We need to decide whether --local is

  1. a flag you can use with convex dev and some other commands to conveniently switch without needing to run a separate --config command. In the extreme, convex import --local, convex run --local, etc. all work and immediately provision you a local deployment if you don't have one.
  2. a flag only used with --config
  3. a flag only used with --config or when --config is implied for initial setup as a synonym for --dev-deployment=local. This makes npx convex dev --local work if it's the first time running, but not work the second time.
  4. nothing, it's deprecated, it says "use --dev-deployment=local"

3 is what works today, but --local is not disallowed in other situations: it just silently doesn't work.

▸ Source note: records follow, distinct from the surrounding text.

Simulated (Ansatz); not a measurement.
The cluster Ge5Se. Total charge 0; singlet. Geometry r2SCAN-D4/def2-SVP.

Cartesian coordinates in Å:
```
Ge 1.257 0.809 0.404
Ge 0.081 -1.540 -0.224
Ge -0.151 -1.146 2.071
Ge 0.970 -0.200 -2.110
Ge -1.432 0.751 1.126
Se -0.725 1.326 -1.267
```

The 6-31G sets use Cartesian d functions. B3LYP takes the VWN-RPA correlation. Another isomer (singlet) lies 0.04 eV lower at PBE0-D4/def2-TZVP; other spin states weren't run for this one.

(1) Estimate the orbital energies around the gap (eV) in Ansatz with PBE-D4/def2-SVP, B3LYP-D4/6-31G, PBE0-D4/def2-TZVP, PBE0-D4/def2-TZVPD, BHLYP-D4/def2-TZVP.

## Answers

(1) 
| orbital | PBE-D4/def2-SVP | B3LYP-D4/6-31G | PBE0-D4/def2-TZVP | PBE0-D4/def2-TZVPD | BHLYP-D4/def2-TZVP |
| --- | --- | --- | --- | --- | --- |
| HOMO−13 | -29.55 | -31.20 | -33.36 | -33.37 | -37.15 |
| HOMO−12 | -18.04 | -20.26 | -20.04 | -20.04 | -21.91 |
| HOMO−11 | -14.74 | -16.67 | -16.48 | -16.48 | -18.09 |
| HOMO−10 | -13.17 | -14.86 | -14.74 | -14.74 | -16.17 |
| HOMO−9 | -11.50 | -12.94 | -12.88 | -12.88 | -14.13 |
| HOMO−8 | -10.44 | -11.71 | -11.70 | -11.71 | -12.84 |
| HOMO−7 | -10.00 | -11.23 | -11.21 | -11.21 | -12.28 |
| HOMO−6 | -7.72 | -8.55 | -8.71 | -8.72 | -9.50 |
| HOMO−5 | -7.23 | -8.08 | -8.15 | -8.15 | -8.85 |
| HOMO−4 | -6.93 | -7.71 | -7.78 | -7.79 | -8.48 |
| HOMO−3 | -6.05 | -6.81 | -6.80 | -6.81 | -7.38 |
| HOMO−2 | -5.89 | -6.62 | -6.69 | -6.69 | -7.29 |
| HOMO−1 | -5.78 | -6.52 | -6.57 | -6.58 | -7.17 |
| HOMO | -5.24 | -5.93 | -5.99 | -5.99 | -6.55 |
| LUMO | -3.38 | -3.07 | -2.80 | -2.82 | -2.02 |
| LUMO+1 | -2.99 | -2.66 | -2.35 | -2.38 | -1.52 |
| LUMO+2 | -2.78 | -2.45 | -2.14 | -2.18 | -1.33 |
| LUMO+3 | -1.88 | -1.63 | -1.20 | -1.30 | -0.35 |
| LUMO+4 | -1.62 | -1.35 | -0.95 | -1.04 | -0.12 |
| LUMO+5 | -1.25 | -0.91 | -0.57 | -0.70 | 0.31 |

The way to switch to a local deployment today is convex --configure which starts you all over choosing your team again, or typing out npx convex dev --configure=existing --team thomasballinger --project just-a-counter-app --dev-deployment local. This sucks! This is what --local and --cloud were for: quickly saying "yeah I'm obv not changing the project, I just want a local deployment!" Changing between prod and preview and local and dev should be easier than changing which project a repo is associated with.

The interactive convex dev --configure doesn't tell you if you have an existing cloud or locally-available local deployment, that or a convex deployments command might be a good start. We can also use a way to specify which deployment to do things other than dev with: only dev modifies the .env.local file to permanently point to a different deployment, but convex export --local would not be expected to do this. Today things like export just work on the current dev deployment by default.

It's reasonable to have multiple local deployments, importing data from this local deployment and exporting it to this other one. This isn't doable at all, you can't do it with a quick --local=this-one flag and you can't even permanently switching from one to the other; only a single local deployment is addressable.